The Frankenstein Solicitor

The Frankenstein Solicitor

This article was first published in Solicitors Journal on 22 July 2014 and is reproduced by kind permission (www.solicitorsjournal.com)

There are lots of professions where training requires rotation between different practice areas and being a trainee solicitor is no different. The practice of rotation is designed to facilitate trainees getting the most from their training contract, maximising our exposure and therefore (hopefully!) producing a more ’rounded’ solicitor. In its basest sense, rotation between departments envisages trainees gaining solid legal knowhow from each of their seats which will give them an over-arching foundation of legal knowledge. In reality, what you actually gain from rotation is much more subtle and less easily identifiable than simply legal expertise. 

At first, moving around can feel highly unsettling and much of my early writing about my trainee experience reflects that fear born of having to be the ‘new kid’ again every six months. However, reading back through my various pieces, I can see a progression, even in a two year period, as I have started to take the shape of what hopefully now vaguely resembles a junior solicitor.  I know that this progression (both personal and professional) is still very much in its infancy, but I also believe that the years to come will not bring the same, almost vertical, degree of change that has taken place during my “formative years” as a trainee. 

As a trainee I feel that you should strive to be the most effective sponge that you can be, sucking knowhow from your colleagues at every available opportunity. Rotation increases these opportunities as trainee solicitors are exposed not just to new areas of law, but to a whole tranche of new solicitors, their working practices and, perhaps most importantly, other people’s reactions to them! So, whilst on the face of things rotation is designed to tick SRA requirements regarding trainees’ knowledge; it is not just legal knowhow that we are exposed to and that we learn from. 

My first supervisor’s email sign off was always “kind regards” and so since I started training it has been mine and now always will be. Had I had a different supervisor this may not have been the case. While I appreciate that how you sign off your emails is not the most ground-breaking or defining aspect of a solicitor, this example triggered me to wonder what other traits I had subconsciously picked up along the way. The behaviours that you absorb vary from simple stylistic traits, such as above, to more integral practices, such as filing or billing.

Invariably, what works perfectly for one person, will not always translate smoothly for someone else. In fact, what could be seen by some as an impossible way to operate could equally be the only manageable way for others.  As trainees, exposure to people’s diverse methods is constant and, as a result, we are in an incredibly fortunate position to be able to ‘cherry pick’ the traits we wish to discard and learn accordingly.

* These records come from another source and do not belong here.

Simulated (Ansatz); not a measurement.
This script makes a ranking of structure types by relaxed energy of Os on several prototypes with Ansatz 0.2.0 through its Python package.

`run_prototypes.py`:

So, while planning, commercial property, family and commercial law have moulded me as a solicitor, the mishmash of all the other components it takes to be a practising solicitor have been pieced together from my colleagues. The result is hopefully less monstrous than Frankenstein’s stitched together creation… and more akin to a competent junior solicitor. If it is done correctly, you should emerge at the other end a product of people, not just processes.